Service quotas, also known as service limits, are widely known in the world of cloud-based workload architectures. They are meant to prevent the provision of more resources than needed and to limit request rates on API operations to protect the services from abuse. Service quotas are not the only type of constraint you might find when working in tech. Some other examples can be, for instance, the rate at which bits can be pushed down a fiber-optic cable, or the storage capacity on a physical disk. In this article, we’ll discuss best practices you should always take into account when it comes to how to manage service quotas.
Being aware of service quotas and constraints
You should begin by ensuring you’ve identified all relevant service quotas across accounts, regions, and availability zones. You should be aware of your default quotas as well as quota increase requests for your workload architecture. In addition to that, you should also make it a priority to know which resource, such as disk or network, might impact your work.
To achieve and maintain good knowledge about service quotas and constraints, you should select relevant accounts and regions having a detailed look at factors such as your service requirements, latency, regulatory, and disaster recovery requirements. You should also regularly review AWS service quotas in the available documentation published by AWS. You can find all the AWS resources used in your AWS accounts using AWS Config. You can also find out your use of AWS resources using CloudFormation by booking at the resources created either in the AWS console or via the list-stack-resources CLI command. The template itself also includes information about resources configured to be deployed.
Managing service quotas across accounts and regions
It’s very common to use multiple AWS accounts or multiple AWS Regions at the same time. If this is the case, you’ll need to make sure that you’re requesting the relevant quotas in all environments in which your production workloads run. You should, first, identify service quotas across all relevant accounts, Regions, and Availability Zones. Bear in mind that the limits are scoped to account and Region.
Accommodating fixed service quotas and constraints through architecture
Some constraints, like physical resources and unchangeable service quotas, are fixed and you should be architecting around them. For this reason, it’s highly advisable to review them and take them into account from the start. This ensures that you can prevent these constraints from negatively impacting the reliability of your architecture.

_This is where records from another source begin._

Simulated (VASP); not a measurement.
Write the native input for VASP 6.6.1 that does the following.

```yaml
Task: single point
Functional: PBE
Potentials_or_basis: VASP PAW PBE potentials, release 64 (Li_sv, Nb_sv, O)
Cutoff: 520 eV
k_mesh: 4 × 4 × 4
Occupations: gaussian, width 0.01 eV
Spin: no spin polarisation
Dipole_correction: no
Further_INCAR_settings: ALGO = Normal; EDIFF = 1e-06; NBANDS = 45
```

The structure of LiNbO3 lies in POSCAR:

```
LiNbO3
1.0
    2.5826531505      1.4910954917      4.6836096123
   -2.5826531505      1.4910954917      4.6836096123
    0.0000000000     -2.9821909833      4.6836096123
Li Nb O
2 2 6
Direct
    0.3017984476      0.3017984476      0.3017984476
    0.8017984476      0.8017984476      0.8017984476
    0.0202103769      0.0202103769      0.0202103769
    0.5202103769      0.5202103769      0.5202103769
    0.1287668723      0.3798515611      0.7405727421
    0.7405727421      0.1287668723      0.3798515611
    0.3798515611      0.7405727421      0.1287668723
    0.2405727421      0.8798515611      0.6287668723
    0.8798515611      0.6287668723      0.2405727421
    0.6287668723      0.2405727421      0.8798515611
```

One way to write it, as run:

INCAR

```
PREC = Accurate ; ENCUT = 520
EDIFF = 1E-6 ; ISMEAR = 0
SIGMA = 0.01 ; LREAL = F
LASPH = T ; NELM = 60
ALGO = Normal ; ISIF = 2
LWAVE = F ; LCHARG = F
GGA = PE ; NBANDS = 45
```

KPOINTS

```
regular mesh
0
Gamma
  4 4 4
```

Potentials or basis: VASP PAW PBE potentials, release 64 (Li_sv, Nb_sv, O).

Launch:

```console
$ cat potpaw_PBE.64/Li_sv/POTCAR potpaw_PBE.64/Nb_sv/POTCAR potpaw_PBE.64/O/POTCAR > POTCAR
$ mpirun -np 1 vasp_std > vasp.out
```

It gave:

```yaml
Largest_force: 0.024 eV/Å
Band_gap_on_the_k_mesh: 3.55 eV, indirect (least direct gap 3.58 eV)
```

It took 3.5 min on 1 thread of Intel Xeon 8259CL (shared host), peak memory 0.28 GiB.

Monitoring and Managing quotas
In order to make sure service quotas will not interfere with your work in the cloud, it’s important that you take the necessary time to evaluate your potential usage periodically. This will allow you to request increases in advance in accordance with the growth you’re planning. You should begin by capturing your current resource consumption and your current quotas. Another useful best practice is to maintain a record of quota increase requests you’ve made in the past and their status.
Automating quota management
Automation is the best strategy to minimize human effort and make your work in the cloud more efficient. You can implement automated tools to alert you when you start to approach thresholds. For example, AWS Limit Monitor, an automated quota monitoring service, can help you monitor where you’re at with your resource consumption with respect to the relevant Service Quotas and plan increase requests accordingly.
Accommodating failover by ensuring there’s a sufficient gap between the current quotas and the maximum usage
You should be taking measures to make sure that there’s a wide enough gap between your current service quota and your potential maximum usage. This guarantees that reliability will not be negatively impacted in case of failover. Remember that, in case a resource fails, it could still count against your quota as long as it’s not correctly terminated. It’s for this reason that you should ensure your quotas cover the potential overlap of failed resources and their replacements before the failed resources can be terminated. Availability Zone failure should be considered too when calculating this gap.